City Leaders Mull Plans To Overhaul D.C. School Board
Two new plans before Washington's City Council would overhaul the elected District of Columbia school board, only months before the panel is scheduled to regain broad powers that the federal government stripped from it in 1996.
The first proposal, sponsored by council member and education committee Chairman Kevin P. Chavous, would reduce the size of the board from 11 members to nine; require members to be elected citywide, rather than by ward; and eliminate the board's authority to approve and oversee public charter schools in the 77,000-student system.
As it stands, one school board member is elected from each of the city's eight wards, and three members are elected at large.
Mr. Chavous' proposal would also keep the school board from regaining most of its powers until January 2001, when members elected under his plan would be sworn into office. Currently, the board is slated to regain control over the city's schools in June, when it will again have the authority to hire or fire the superintendent and set most of the system's education agenda.
After completing a study that chronicled years of mismanagement and academic failure in the system, the financial-control board created by Congress in 1996 to oversee the city stripped the school board of most of its powers. Since then, the school board has had merely an advisory role to both the financial-control board and a nine-member appointed board of trustees that oversees the schools.
The other overhaul plan, sponsored by council member Kathy Patterson, would trim the school board to five members, all of whom would be appointed by Mayor Anthony A. Williams and confirmed by the 13-member City Council.

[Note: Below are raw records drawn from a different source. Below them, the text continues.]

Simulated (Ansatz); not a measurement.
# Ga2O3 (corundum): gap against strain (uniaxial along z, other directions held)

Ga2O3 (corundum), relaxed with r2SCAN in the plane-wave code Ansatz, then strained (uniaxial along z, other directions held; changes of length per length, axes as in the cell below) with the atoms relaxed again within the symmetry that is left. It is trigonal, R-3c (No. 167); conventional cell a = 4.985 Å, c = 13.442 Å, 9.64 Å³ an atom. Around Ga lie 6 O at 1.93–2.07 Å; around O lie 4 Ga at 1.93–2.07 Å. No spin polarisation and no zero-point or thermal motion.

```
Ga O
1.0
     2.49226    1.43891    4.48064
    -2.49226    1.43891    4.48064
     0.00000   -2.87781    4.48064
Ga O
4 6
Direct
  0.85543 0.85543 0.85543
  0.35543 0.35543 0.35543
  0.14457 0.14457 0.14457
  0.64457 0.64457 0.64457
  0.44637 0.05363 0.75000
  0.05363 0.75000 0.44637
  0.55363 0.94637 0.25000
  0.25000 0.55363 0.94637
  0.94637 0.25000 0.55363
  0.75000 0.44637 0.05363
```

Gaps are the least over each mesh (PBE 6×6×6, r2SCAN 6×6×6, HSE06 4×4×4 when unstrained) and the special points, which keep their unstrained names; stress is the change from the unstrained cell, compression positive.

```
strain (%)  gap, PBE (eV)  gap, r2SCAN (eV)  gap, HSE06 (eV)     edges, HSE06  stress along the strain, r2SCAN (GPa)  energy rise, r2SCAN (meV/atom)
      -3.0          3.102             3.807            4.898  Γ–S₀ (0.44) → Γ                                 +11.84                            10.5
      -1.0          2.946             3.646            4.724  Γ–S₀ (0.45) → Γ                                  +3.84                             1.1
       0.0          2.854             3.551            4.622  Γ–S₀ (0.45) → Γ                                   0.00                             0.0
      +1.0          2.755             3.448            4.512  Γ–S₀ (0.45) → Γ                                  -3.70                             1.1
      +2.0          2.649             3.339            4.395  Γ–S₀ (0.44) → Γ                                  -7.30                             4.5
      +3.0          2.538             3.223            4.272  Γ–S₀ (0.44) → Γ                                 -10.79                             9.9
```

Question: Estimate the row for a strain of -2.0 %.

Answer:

Ms. Patterson's proposal includes holding a referendum in 2004 that would ask local voters if they preferred the appointed-board system or an elected board.
Politics Above Students
The new plans come amid heated criticism of the elected school board, whose members have been accused of putting board politics above the interest of the district's students, who continue to perform poorly.
"We need a fundamental change in the way our school board is elected," said Joshua S. Wyner, the executive director of the D.C. Appleseed Center, a nonprofit public-interest organization. "We've had decades of poorly performing schools ... [and] a pattern of problems with our school governance system."
Both Mr. Chavous' and Ms. Patterson's recommendations are based, in part, on a report Mr. Wyner's group released earlier this fall. That report, written over a year by a team of lawyers, educators, and school governance experts, says essentially that the elected school board has been ineffective for its entire 30-year history. It argues that the board has micromanaged the district and often split into factions because of most members' ward-based, rather than at-large, status.
Mayor Williams has reserved comment on the proposals since they were announced late last month. But his policy director, Gregory M. McCarthy, said in an interview that the mayor supported reducing the board to seven or fewer members.
Mr. McCarthy declined to say whether Mr. Williams would prefer to appoint the board members, adding that the issue needed more community reaction.
If a plan passes the council, according to Mr. Wyner of the D.C. Appleseed Center, it would need approval from the mayor, Congress, and local voters before it becomes law.